Cuyahoga River

Cuyahoga River
Cuyahoga River in the Valley

Sunday, November 20, 2011

How Did Fitzgerald's First Novel Get Published?

The answer is that Max Perkins liked it and supported it.  No one else did at first.

This Side of Paradise didn’t go over so well with Book Group, even though it was F. Scott (named after his second cousin thrice removed Francis Scott Key) Fitzgerald. My job as facilitator was to help them see the merit of the work even though it is not the finest piece of writing Fitzgerald managed to produce. The theme of love being warped by status seeking and the absurdity of it all is shown through the shallow lives of the characters, including protagonist Amory Blaine, but the book is not just a statement on live but on society. That is why the book was well received by the critics. We cannot overlook that it was a book that told the story of the “lost generation” and the Jazz Age, a time whose name was coined by Fitzgerald himself.

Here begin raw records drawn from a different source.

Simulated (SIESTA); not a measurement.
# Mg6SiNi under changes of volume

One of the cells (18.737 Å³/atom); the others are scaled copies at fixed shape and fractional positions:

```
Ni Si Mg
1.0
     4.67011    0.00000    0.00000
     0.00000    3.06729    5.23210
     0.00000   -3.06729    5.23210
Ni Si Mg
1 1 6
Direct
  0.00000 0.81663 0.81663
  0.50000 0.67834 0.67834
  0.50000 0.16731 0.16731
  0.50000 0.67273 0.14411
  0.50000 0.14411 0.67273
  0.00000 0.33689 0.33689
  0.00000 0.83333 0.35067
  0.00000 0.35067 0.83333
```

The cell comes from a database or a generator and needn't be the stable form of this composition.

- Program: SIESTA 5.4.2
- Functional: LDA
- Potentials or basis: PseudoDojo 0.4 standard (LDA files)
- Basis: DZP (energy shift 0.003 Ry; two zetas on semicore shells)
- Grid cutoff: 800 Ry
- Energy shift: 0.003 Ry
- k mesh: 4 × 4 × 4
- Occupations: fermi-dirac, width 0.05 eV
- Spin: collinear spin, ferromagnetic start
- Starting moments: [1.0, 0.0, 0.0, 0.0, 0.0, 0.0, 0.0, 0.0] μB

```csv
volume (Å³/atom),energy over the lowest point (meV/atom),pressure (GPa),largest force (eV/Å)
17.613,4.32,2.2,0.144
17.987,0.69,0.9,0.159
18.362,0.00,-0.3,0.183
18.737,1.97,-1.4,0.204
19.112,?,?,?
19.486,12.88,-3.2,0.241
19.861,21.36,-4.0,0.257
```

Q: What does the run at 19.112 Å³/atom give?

Fitzgerald’s first novel has published in 1920, when he was just 23, soon after Zelda Sayre broke up with him because he didn’t have any money or promise. It was a typical coming-of-age book about a young man who started out with privilege, much coddling from his mother, an unusual education, and ended up at Princeton where they stamped him as the Princeton type. Parts of another book are imbedded in this one (the unpublished book The Romantic Egotist), and at times the author used a style that was more of a play, and poetry appears throughout the book, either written by one of the characters or by Rupert Brooke, whose line “Well this side of Paradise! . . . There’s little comfort in the wise” developed into the title of Fitzgerald’s book. The mixing of styles and brokenness between the parts of the whole were disconcerting to readers who are used to smooth transitions and editing that pulls it all together. The first part of the book, the story of the egotist, was painful to read because the main character was so full of himself.

There were other parts of the book that were strange, for lack of a better world: The main character left to serve in WWI, but we read nothing about that war, and when Amory’s mother dies, we again lose part of the story. The girls in the book—Isabelle, Clara, Rosalind (based on Zelda), and Eleanor—were well defined and we had a good sense of their characters and relationship with Amory, but they were immature girls and not ready for love relationships at all. We see the character trying to work through what love is and what it isn’t. Much of the latter half of the book was flawless, and the characters of Monsignor and Burne were particularly well drawn, as was Amory’s experience of death which he avoided on the surface and came back to haunt him. The character grows from a personality into a personage, becoming a thinking, feeling person who thinks about the fate of his soul. Earlier in the book “it was always the becoming he dreamed of, never the being.” The message for all of us may be to live in the moment and enjoy life as it is now. I’m not sure that I like the message on love—strive to be your best and you’ll be loved, but if you don’t, you won’t be—is what I would want to think love is.

Those of us who have read about Fitzgerald’s relationship with Zelda (I read the book Zelda: A Biography Nancy Milford years ago), know the relationship between the Fitzgeralds was devastating to both Scott and Zelda. The book was Scott’s attempt to win Zelda back, and it did. The book was wildly popular. The initial printing of 3000 copies sold out in three days and the book went through twelve printings in two years and sold 49,075 copies. It was not financially successful, but did encourage Fitzgerald to go on to publish The Beautiful and the Damned, Tender is the Night, and The Great Gatsby. The Love of the Last Tycoon was published posthumously. Fitzgerald is regarded as one of the greatest American writers of the twentieth century.